Sin is so wretched and powerful that, even in a redeemed person, it hangs on and contaminates his living and frustrates his inner desire to obey the will of God.
The Proof
For that which I am doing, I do not understand; for I am not practicing what I would like to do, but I am doing the very thing I hate. (7:15)
Paul’s proof that sin still indwelt him was in the reality that that which I am doing, I do not understand; for I am not practicing what I would like to do.

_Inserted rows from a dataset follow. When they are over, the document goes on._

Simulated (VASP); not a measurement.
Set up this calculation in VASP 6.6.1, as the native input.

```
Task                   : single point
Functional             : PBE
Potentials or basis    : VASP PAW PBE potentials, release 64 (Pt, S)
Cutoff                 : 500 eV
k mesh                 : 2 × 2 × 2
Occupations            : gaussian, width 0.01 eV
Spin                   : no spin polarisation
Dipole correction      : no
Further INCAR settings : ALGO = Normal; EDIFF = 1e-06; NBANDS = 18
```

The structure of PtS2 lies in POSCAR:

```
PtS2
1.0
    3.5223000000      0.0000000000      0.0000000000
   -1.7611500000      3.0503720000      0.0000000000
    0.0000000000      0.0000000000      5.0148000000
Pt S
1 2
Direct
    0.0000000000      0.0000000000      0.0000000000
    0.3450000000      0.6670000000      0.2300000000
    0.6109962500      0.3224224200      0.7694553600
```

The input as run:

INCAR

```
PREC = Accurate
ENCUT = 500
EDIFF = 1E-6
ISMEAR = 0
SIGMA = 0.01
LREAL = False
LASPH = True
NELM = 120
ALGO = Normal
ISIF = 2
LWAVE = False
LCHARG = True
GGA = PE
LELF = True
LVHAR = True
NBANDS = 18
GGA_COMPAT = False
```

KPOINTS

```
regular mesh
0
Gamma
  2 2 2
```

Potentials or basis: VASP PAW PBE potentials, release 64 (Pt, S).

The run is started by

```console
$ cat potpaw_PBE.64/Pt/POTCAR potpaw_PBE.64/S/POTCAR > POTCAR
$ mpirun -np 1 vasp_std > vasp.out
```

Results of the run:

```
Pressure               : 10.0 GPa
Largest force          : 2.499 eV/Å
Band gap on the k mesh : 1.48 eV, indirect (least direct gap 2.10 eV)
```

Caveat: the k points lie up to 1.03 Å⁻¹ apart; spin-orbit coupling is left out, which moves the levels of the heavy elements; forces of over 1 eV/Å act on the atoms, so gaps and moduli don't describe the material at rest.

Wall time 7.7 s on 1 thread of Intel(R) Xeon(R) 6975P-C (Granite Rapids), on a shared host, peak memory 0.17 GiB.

Ginõskõ (understand) has the basic meaning of taking in knowledge in regard to something or someone, knowledge that goes beyond the merely factual. By extension, the term frequently was used of a special relationship between the person who knows and the object of the knowledge. It was often used of the intimate relationship between husband and wife and between God and His people. Paul uses the term in that way to represent the relationship between the saved and the Savior: “Now that you have come to know God, or rather to be known by God, how is it that you turn back again to the weak and worthless elemental things, to which you desire to be enslaved all over again?” (Gal. 4:9). By further extension, the word was used in the sense of approving or accepting something or someone. “If anyone loves God,” Paul says, “he is known [accepted] by Him” (1 Cor. 8:3).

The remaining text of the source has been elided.